June 17, 1988   -   THE TYRANT OF NARA


I was leveling the gravel in the courtyard while Koji carefully raked the delicate moss islands, one with a decaying stump, two with young cherry trees and two islands which are bare but for their soft green mats.  I was bringing renegade pebbles from stepping stones and the edge of the moss blankets back into the flock.  Then I drew the gathered gravel hills into the valleys equalizing the distribution.  Koji had taught me two verbs for "to level": taira suru and narasu.  I repeated a phrase over a few times.  "The tyrant of Nara is on the level."

"What's that," said Koji.

"The tyrant of Nara is on the level," I repeated.

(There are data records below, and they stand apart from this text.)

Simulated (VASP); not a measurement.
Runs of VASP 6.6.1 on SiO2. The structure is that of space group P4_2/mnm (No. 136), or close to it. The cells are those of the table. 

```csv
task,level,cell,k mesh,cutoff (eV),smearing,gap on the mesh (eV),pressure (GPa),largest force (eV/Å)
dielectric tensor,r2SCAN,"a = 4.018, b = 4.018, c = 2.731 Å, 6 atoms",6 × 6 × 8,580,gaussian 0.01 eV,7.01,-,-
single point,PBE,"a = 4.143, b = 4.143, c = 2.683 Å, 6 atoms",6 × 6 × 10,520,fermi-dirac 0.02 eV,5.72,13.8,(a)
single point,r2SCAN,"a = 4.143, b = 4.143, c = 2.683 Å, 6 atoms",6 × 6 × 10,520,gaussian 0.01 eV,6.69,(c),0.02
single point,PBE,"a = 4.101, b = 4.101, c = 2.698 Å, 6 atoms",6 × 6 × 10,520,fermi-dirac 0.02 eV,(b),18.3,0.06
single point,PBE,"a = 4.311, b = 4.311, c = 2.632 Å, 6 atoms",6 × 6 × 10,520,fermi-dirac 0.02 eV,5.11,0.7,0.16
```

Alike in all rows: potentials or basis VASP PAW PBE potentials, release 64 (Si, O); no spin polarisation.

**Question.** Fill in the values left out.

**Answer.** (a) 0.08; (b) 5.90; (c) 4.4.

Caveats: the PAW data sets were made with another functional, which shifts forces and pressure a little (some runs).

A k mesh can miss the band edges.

"What does it mean," he asked.

"It's how I'll remember that taira and narasu mean to level," and I pointed out to him the similarity in the sounds.

"Got any others?"

"Yeah, like I kept forgetting bessu."  (Bessu are traditional Japanese socks which we wear for ceremonies.  I've only seen them in white.  They're like tabi except without the separate compartment for the toe.)  "Ready?"


"Bess and Sue went down the street, with their bessu on their feet."  That took a little explaining.

"Do you do this with all the words you learn," he asked looking at me as if I were a little peculiar.

"As many as possible."

"Doesn't that give you more to remember?"

"I think the brain likes it that way.  The more ways we can tie things together, the better we remember."

"Then we will remember each other well," he said.


At the tea break Norman was telling me how things went with him and Shuko the day before on their trip to town.  Sounded like they'd resolved some sore points.  Norman got Shuko to admit to consistent transgressions, a minor miracle, and Norman owned up that he let things get to him too much, that he had a problem with anger.  Instead of each attempting to gain an advantage over the other they promised to work together toward harmony.

"That's very noble of you Norman."

"Noble schmoble.  The problem is putting it into practice.  But I'm gonna try, I'm really gonna try and I think he will too.  It's been a lose/lose situation.  We both keep thinking the other guy is wrong but if we can't live in peace with each other then we're both wrong."

I asked Norman if there was historical precedence for his dilemma in the Buddha's lifetime.

"Oh yeah, everything you can imagine happened within the Buddha's sangha and they had all sorts of ways to deal with it, including dhyana (mediation).  It's how the rules developed - one by one in response to real issues that came up."  Norman went on to explain that in time the Vinaya, the rules and regulations, became as important as dhyana.  That situation is considered a major obstacle in itself.  Before Buddha died he told them not to stick too hard to the rules, especially the long list of precepts - just be flexible and recite the short list.  "He could already see what the anal retentives could do with guidelines." 

Norman laughed.

"What's so funny?"

"Buddha was once asked something like, 'If you're so perfect then why is there discord in the sangha?' and he said that it was because he'd hit a fish on the head in a previous life."

"A fish, huh?"

"Yeah, wonder what Shuko and I did."

"Whatever it was, may I extend my best wishes to the both of you in your endeavor to sever all your ancient twisted karma."

He raised his teacup.  "I'll drink to that."